Flight Finder (2019)

This project has a visual representation available on my Portfolio.

https://portfolio.owenthe.dev/flight-finder


Flight Finder is a proof-of-concept experiment to automatically solve the traveling salesman problem via brute force, using real-world data for pricing. It uses a combination of Selenium and the Google Flights website to find the cheapest flights to take.

 

The simple premises of Flight Finder is that a user enters a starting/ending airport, and all the airports they want to pass through on a journey. The user provides a date for when the flights should be calculated for, and at the end of it all, the cheapest flight combination is displayed.

In the initial stages of development, I tried finding a flight API to no luck. All of them were too pricey for this experiment, or just provided too much functionality. I then settled on using Selenium on Google Flights to automatically find the best flights possible. The way this manages to work is because Google Flights has some static URL parameters that will control the website, and a convenient class that contains the cheapest flight price.

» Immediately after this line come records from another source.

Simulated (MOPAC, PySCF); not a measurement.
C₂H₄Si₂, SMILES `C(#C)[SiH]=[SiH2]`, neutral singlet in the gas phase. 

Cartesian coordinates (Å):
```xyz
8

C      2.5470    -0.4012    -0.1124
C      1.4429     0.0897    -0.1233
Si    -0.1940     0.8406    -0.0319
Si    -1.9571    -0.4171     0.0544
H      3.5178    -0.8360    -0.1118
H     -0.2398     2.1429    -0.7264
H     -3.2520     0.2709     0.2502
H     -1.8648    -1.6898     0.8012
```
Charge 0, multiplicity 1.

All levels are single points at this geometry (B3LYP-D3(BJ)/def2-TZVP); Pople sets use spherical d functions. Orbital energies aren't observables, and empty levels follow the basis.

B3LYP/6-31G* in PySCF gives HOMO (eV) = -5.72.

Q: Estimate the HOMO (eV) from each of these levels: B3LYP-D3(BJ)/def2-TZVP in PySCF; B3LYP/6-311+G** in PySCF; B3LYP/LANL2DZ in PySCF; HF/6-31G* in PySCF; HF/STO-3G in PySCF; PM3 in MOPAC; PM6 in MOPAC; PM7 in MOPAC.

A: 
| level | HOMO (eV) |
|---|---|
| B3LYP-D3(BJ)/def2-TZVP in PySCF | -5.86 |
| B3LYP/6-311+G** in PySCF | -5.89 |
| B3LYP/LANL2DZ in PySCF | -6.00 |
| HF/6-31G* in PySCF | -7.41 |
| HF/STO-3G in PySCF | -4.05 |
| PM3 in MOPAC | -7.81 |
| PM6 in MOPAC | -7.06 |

During development, I also realized that I’d need some sort of cache to prevent a certain flight leg from being queried multiple times. For instance, calculating JFK-LAX-SEA-IAD-JFK and JFK-LAX-IAD-SEA-JFK use a certain flight leg (JFK-LAX). The cache would make it so that in the first calculation of the JFK-LAX leg, Google Flights would be queried, but in the second calculation, it would use the cached price.

Another quirk in development was being able to catch when Google Flights results in a no flights available error. This happens most if you select some urban but not popular destinations, and set the filters to nonstop flights. With this happening, I also added in a set of curated filters into Flight Finder, along with instructions on how to import filters if desired.

Once all of this is done, Flight Finder starts looping through all the possible combinations of flights, and away it goes! At first, I coded Flight Finder so that it would calculate all the possible combinations beforehand. This is fine, up until about 10-11 airports, when the total number of combinations reaches a very high number and you run out of RAM. Apparently, looping through all the possible combinations calculates it on the fly, so RAM shortages don’t really become an issue.

 

However, because we’re doing the traveling salesman problem via brute force, the Big O Notation for this program is n!. If you’re not a computer expert, I’ll put it this way. If a user inputs 7 airports to travel to, Flight Finder calculates 5,040 possible legs, which takes about 1 minute. However, if the user inputs 9 airports to travel to, Flight Finder calculates 362,880 possible legs, which takes about 10 minutes to calculate.

At 11 airports, the number of possible legs goes up to 39.9 million, which is practically the highest Flight Finder supports, as running these calculations takes about 40 minutes.

At 20 airports, the number of possible legs goes up to 2.43 x 10^18 combinations. At 60 airports, the number of possible legs starts reaching the number of atoms in the universe. This is the issue with the brute force method – past about 15-20 cities, it becomes pretty much impossible to calculate efficiently.

 

Of course, Flight Finder is coded in Python, so we get that to deal with as well. If you’re not aware, Python is a single-threaded language, so it only uses 1 CPU core, and it cannot take full advantage of the multi-core processors in computers. I’ve considered adding multiprocessing support to this program so that it can use all 4-cores, but I don’t know how feasible it is, especially with overhead. I’ve tried using Cython (Python to C converter) on the program and saw about a 1.3-1.5x performance boost, but nothing crazy.

 

The traveling salesperson problem is a really cool piece of math. It’s a question that anyone can understand, but has so much underlying math to it in trying to optimize algorithms to reduce computational time and get as close to the real answer as possible.